He had his odd sayings. To, “How are you?” he’d reply, “If I felt any better, I’d think I was sick.”

Pat’s dementia began to impact his independence in his mid-90s. Always a charmer, the staff at Friendship House loved him. We often sat in the patio and looked at His Tree, a giant oak that awed him, and pinwheels spinning in the breeze. One day, contrary to his always upbeat nature, he turned sad. I asked, “What’s wrong, Pat?” He said, “Something’s really bothering me.” I asked, “What?” He sat silent with a perplexed look on his face. Then a sheepish expression turned into a broad smile. “I can’t remember!” Even without a memory, he had a quick wit and up beat spirit.

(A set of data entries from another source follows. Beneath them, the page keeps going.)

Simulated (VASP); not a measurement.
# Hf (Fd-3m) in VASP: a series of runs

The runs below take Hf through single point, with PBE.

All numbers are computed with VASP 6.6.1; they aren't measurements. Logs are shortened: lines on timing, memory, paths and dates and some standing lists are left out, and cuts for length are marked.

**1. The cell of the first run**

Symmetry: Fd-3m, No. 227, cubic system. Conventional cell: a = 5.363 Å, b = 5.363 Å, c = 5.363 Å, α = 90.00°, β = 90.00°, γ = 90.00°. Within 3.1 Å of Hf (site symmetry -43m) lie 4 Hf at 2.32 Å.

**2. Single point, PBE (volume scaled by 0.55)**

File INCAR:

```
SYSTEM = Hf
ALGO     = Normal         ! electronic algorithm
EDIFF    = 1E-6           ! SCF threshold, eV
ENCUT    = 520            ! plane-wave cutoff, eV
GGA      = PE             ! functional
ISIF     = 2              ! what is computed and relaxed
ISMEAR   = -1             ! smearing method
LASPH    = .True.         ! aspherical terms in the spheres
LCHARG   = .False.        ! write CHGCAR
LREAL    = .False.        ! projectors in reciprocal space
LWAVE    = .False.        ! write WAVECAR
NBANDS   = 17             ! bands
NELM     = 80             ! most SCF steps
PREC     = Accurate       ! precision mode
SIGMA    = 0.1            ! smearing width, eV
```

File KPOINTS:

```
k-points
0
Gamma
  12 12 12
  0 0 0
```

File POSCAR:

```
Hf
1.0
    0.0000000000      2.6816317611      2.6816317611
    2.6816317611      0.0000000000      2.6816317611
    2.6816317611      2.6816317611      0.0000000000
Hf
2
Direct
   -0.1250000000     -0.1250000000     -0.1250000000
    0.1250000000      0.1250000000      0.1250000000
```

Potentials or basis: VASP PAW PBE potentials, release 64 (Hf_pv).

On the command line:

Pat is pre-deceased by his daughter Claudia Kimberly Forsman (Kim), granddaughter Anna Christine Brady, step daughter Christine Ann Brady and brother Bill Farwell. He is survived by Kim’s family; husband David Forsman, grandson Jesse Andersen, granddaughter Missy Andersen, great grandsons Marshall and Carter, granddaughters Kathryn Holmes (husband Bill) and Sara Iba (husband Trevor). Anne Forster, Pat’s love, gave him a whole added family with Michelanne Forster (husband Nigel Dunlop), her sons Mike Forster (wife Leuaina) and Mathias Corwin, Anne’s sons John Forster and Paul Forster, daughter Susie Forster (husband Charles Saunders) and her children Paisley and Kayla. Stepdaughters are Kathleen Roi James and Jean Hehn. He was my dad. I’m Mike Brady. My wife is Kathy. Our son Micah has two of Pat’s great grandchildren Laker and Fallin.

A gathering celebrating Pat will be held on Saturday, January 7 at 2:00 P.M. at the Netzer Center at Friendship House, 880 Friendship Lane, Solvang, Ca 93463

In lieu of gifts or flowers please make a donation to the Friendship House.